Moroccans posted videos showing buildings reduced to rubble and dust and parts of the famous red walls that surround the old city in historic Marrakech, a UNESCO World Heritage site, damaged. Tourists and others posted videos of people screaming and evacuating restaurants in the city as throbbing club music played.
Reports on damage and any casualties often take time to filter in after many earthquakes, particularly those that hit in the middle of the night.
Rather than return to concrete buildings, men, women and children stayed out in the streets worried about aftershocks and other reverberations that could cause their homes to sway.
The U.S. Geological Survey said the quake had a preliminary magnitude of 6.8 when it hit at 11:11 p.m local time (8:11am AEDT), with shaking that lasted several seconds. Morocco's National Seismic Monitoring and Alert Network measured it at 7 on the Richter scale. The U.S. agency reported a magnitude-4.9 aftershock hit 19 minutes later.
Variations in early measurements are common, although either reading would be Morocco's strongest in years. Though earthquakes are relatively rare in North Africa, a magnitude 5.8 tremor struck near Agadir and caused thousands of deaths in 1960.
The epicenter of Friday's tremor was high in the Atlas Mountains roughly 70km south of Marrakech. It was also near Toubkal, the highest peak in North Africa and Oukaimeden, a popular Moroccan ski resort.
The USGS said the epicenter was 18km below the Earth’s surface, while Morocco’s seismic agency put it at 8km down.

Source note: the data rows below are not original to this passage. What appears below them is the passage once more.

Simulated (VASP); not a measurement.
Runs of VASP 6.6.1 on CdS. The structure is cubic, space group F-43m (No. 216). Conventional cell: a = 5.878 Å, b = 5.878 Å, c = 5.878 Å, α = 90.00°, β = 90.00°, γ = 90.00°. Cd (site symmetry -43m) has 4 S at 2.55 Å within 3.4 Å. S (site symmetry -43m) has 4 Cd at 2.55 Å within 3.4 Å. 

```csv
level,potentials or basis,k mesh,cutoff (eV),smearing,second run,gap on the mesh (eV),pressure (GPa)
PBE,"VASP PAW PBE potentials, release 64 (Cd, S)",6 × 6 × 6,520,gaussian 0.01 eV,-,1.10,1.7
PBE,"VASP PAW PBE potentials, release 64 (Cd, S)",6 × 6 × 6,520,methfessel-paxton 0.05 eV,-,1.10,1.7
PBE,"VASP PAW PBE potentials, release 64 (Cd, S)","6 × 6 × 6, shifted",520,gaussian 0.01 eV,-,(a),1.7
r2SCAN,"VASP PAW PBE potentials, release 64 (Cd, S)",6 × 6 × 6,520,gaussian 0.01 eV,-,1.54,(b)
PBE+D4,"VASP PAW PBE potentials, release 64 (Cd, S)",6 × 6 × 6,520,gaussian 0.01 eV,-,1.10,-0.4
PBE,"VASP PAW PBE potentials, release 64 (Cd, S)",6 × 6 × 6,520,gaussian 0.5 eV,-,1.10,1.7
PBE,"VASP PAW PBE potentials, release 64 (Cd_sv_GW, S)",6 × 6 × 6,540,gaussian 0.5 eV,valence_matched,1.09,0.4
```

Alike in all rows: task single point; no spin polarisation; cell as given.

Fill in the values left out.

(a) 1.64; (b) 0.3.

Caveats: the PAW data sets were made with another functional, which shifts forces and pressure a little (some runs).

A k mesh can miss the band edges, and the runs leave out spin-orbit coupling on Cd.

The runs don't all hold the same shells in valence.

Beyond reports on the quake's magnitude, neither Moroccan officials nor MAP, Morocco’s official news agency, had published any information about casualties or damages as of early Saturday. Government officials typically use the agency to communicate information about important matters.
The quake was felt as far away as Portugal and Algeria, according to the Portuguese Institute for Sea and Atmosphere and Algeria's Civil Defence agency, which oversees emergency response.